Shars Carbide Tipped Tools Bits - Comments & Reviews

The brazed carbide lathe tools are rubbish.

Pretty strong position to take, Baron, and I suspect you might get some push back on this one. There are guys who love these brazed lathe tools and they have been used quite effectively on lathes as small as little Sherlines to large industrial lathes. They are cheap to buy, easy to condition and hone and will get you cutting very quickly, which is what I suspect David is trying to do. Moreover, they will cut effectively at speeds slower than inserted carbide provided the edges are sharp and they finish quite well if you put a small nose radius on them, too.

Brazed tools are not ideal, not by a long shot, but if I were in David's shoes I would be doing exactly what he is doing.
 
If time is the issue and you have a nice grinder available, just grinding up a bunch of HSS square tools is pretty fast. Maybe make the students hone them.. And maybe you can include "The Book of Mikey" with the bits and diamond hones.

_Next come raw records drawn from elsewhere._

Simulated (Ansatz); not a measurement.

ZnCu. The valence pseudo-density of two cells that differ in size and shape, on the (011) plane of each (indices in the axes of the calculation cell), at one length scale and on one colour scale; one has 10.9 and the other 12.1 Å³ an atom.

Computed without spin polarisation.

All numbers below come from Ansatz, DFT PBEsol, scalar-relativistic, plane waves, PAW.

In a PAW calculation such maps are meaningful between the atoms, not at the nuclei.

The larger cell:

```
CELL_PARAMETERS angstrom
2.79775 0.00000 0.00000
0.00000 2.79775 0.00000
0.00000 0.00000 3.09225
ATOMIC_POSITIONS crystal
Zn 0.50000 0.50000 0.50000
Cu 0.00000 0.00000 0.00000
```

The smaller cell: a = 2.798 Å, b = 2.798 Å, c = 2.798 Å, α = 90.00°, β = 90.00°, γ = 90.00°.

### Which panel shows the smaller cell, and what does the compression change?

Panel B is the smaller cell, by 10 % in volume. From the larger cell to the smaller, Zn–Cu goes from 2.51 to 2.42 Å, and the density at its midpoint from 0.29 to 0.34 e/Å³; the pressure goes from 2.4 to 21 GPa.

Could also have them hone the brazed carbide I suppose.
 
David, I had a quick look at the Shar's set and I don't think I would go for that one. There are a few types of tools that you will actually use and this one is cheap and has multiple copies of the ones you will use most often: https://allindustrial.com/all-indus...ipped-lathe-tool-bit-set-brazed-single-point/

A few sets will supply multiple guys for not much money.
I have that set, and it is quite adequate. But like most imports you will probably have to grind back the (mild) steel shank supporting the carbide in order to provide relief for the carbide. You will also have to take a green wheel to the carbide to get the angles, then hone with a diamond wheel.

Like most folks, I use HSS, carbide inserts, and brazed carbide bits. They all work, in my opinion.

However, what I would definitely stay away from are the carbide tipped boring bars that SHARS sells. Those are not good.
 
Pretty strong position to take, Baron, and I suspect you might get some push back on this one. There are guys who love these brazed lathe tools and they have been used quite effectively on lathes as small as little Sherlines to large industrial lathes. They are cheap to buy, easy to condition and hone and will get you cutting very quickly, which is what I suspect David is trying to do. Moreover, they will cut effectively at speeds slower than inserted carbide provided the edges are sharp and they finish quite well if you put a small nose radius on them, too.

Brazed tools are not ideal, not by a long shot, but if I were in David's shoes I would be doing exactly what he is doing.


Here is the pushback ....... Micro 100 brazed carbide tools are ready to use out of the box, are not very expensive when compared to quality M42 bits and are tough enough carbide to handle modest mistakes and interrupted cuts. The cheap o brazed carbide tools that come from Asia can be used if one is careful and makes no mistakes. The mistake I see newbies make most often with carbide is to periodically dribble oil or coolant on the tool when in use thinking this is helpful. It most certainly is not and the temperature shock of cooling a hot bit will often fracture the bit very quickly. my rule for carbide is if you can not flood, or continuously mist it, or run continuous air then run dry and take lighter cuts with quicker feed to keep temps down.

I use Micro 100 bits on all 3 of my lathes, a flimsy little China machine that gets rare use, my Taiwanese 1640 and a 10EE , no problem running it on any of em. I will go so far as to say if you have not run Micro 100 bits you don't know what brazed carbide is capable of, its that dramatic. For sharpening I use a diamond hone, if it is really buggered I use a green wheel and then hone, no spendy tooling required.
 
+1 for Micro 100 bits - tough as hell, stay sharp for a very long time and will cut almost anything. Not nearly as fragile as typical brazed bits, either. All my current brazed bits are from Micro 100, too.
 
Yup, we got "The Book of Mikey"! Now you're going to have to do something else amazing!

Yeah, I'm not likely to repeat that one. I wish Chris Poulsen stuck around - he was a brazed carbide guy that would have put this whole thing to rest.